By Wyatt Cmar, Research Assistant and Writer for the Project on Municipal Innovation Advisory Group
According to a 2014 paper from the Center for American Progress the US needs to invest approximately $200 billion annually in clean energy for the next 20 years to stabilize our climate. Scientists predict that globally we will need to cut our carbon emissions 80 percent by mid-century if we are to prevent irreversible, catastrophic environmental changes.
The US public and private sectors have annually invested somewhere between $34 and $44 billion in clean energy in the past 10 years, so the question remains: how do we make up the approximately $160 billion investment gap?
Government can start by making sure its investments in clean energy sources go further than they ever have before by seeing 10 dollars of private-sector capital invested for every public dollar, rather than the much lower return ratios that many grant, rebate, and subsidy programs realize.
Harvard Kennedy School’s Innovations in American Government Awards has given its first place prize to an initiative that does exactly that.
In 2011, Governor Dannel Malloy and Connecticut’s General Assembly established the country’s first state green bank. Their aim was to spend wisely, create jobs, lower energy costs, and realize cleaner, cheaper, more reliable power sources. Their solution, the Connecticut Green Bank, uses small amounts of public dollars to attract large sums of private capital investment. The bank is funded through a number of means including the Regional Greenhouse Gas Initiative, electric bill surcharges, federal funds, as well as private capital.
“We focus our limited funds on gaps in the market where the private sector has not yet offered a viable solution,” said Bryan Garcia, CEO and president of the Connecticut Green Bank. From the private lender's point of view, clean energy investments are still relatively new and therefore have less performance history by which to assess risk. Public dollars help these companies get over that investment hurdle.
When Connecticut Green Bank was formed, green investment also lacked established financial tools in the way that industries like real estate have mortgages and home equity loans that are widely understood. Any lender acting as a first mover would face high transaction costs to generate new financial tools as well as to find and attract potential buyers. For that reason, Connecticut Green Bank has created over a dozen products and helped form a thriving market for renewable energy in the state. Here are a few examples:
- The bank’s Commercial Property Assessed Clean Energy (C-PACE) program pairs businesses and nonprofits with contractors and financiers to make green upgrades and additions like solar panels to their buildings.

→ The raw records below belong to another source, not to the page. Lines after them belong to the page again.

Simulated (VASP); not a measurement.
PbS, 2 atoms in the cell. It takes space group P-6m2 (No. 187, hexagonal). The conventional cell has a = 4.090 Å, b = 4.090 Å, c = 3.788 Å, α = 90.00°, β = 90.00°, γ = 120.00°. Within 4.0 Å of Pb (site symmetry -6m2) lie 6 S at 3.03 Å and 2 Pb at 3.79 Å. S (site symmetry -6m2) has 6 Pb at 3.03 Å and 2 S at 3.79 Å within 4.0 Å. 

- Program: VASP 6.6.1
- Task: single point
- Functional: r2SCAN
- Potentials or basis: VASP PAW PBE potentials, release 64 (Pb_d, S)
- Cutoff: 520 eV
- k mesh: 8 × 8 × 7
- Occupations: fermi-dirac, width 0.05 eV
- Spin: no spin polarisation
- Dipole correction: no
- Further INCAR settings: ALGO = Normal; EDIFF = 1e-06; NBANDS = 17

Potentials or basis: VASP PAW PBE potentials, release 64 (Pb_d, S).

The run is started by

- The Green Bank also partnered with PosiGen Solar Solutions to create an innovative financing program that allows low-to-moderate income households to lease solar panels, a program which has already helped install over 500 systems throughout the state.
- The bank also recently deployed $5.8 million in ratepayer funds to leverage $125 million from a private partner into the Dominion Fuel Cell Park in Bridgeport. The new facility, among the largest in the world, provides 14.9 megawatt of continuous renewable power to nearly 15,000 homes.
According to Garcia at the recent Innovation in American Government Awards finalist event, the metric the Green Bank is interested in isn’t the size of the public sector’s monetary investment in green energy, but rather the effectiveness of that investment, something more akin to watts deployed per dollar. The Green Bank estimates that its initiatives have created more than 200 megawatts of renewable energy as well as over 13,000 jobs for the state. It has leveraged $170 million in public financing to create an estimated $1 billion in green projects.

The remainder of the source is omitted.